The several district courts of the United States, the District of Columbia, the several district courts of the Territories of the United States, within whose jurisdictional limits the person, or persons, doing or committing such act, or any one of them, resides or shall be found, shall, wheresoever such act may have been done or committed, have full power and jurisdiction to hear, try, and determine such suit, and such person or persons as are not inhabitants of or found within the district in which suit is brought may be brought in by order of the court to be served personally or by publication or in such other reasonable manner as the court may direct. (July 1, 1944, ch. 358, § 19(a), (c-e), 58 Stat. 667, amended Ex. Ord. No. 9809, § 8, Dec. 12, 1946, 11 F.R. 14281; 1947 Reorg. Plan No. 1, § 201, eff. July 1, 1947, 12 F.R. 4534, 61 Stat. 951; June 25, 1948, ch. 645, § 21, 62 Stat. 862.)

Codification.-Subsec. (b) of section 19 of Act July 1, 1944, cited to text, amended section 590a of Title 18.

Effective date. - Section 20 of Act June 25, 1948, cited to text, provided that the amendment of this section should be effective as of Sept. 1, 1948.

Effective date of chapter, see section 124(a) of this title.
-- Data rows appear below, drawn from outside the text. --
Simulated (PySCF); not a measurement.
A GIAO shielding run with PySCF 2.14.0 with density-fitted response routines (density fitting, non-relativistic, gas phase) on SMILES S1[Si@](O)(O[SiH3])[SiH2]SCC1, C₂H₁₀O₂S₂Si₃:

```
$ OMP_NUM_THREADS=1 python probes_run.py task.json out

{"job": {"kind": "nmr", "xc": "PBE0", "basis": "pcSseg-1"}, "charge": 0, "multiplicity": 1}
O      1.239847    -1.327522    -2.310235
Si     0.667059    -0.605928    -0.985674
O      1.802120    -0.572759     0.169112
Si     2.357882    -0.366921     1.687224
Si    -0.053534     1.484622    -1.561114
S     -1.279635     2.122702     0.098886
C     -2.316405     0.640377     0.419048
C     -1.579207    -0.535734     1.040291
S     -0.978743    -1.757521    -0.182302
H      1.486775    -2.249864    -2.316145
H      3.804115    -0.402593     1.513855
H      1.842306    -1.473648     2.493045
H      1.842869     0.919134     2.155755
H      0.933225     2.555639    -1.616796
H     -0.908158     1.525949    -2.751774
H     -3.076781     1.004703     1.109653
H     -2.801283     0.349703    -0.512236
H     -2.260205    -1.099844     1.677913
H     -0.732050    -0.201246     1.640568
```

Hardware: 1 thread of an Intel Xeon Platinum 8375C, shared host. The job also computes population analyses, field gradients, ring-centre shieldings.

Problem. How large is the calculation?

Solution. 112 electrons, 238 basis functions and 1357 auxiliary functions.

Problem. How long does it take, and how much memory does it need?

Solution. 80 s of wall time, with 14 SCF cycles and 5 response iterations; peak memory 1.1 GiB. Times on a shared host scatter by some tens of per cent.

Transfer of functions. - Secretary of the Treasury was substituted for Director and Department of the Treasury was substituted for Office of Contract Settlement in subsec. (d) of this section upon authority of Ex.Ord.No. 9809, cited to text. See note under section 104 of this title.

Repeals. Act June 25, 1948, cited to text, repealed former subsecs. (a), (d), and (e) of Act of July 1, 1944, cited to text, leaving only subsec. (c) of said Act July 1, 1944, in operation.

Termination of hostilities. The termination of hostilities of World War II, for purpose of determining the period during which records must be preserved under this section, was proclaimed at 12 o'clock noon of December 31, 1946, by Proc. No. 2714, 12 F.R. 1, set out as note under section 601 of Appendix to Title 50.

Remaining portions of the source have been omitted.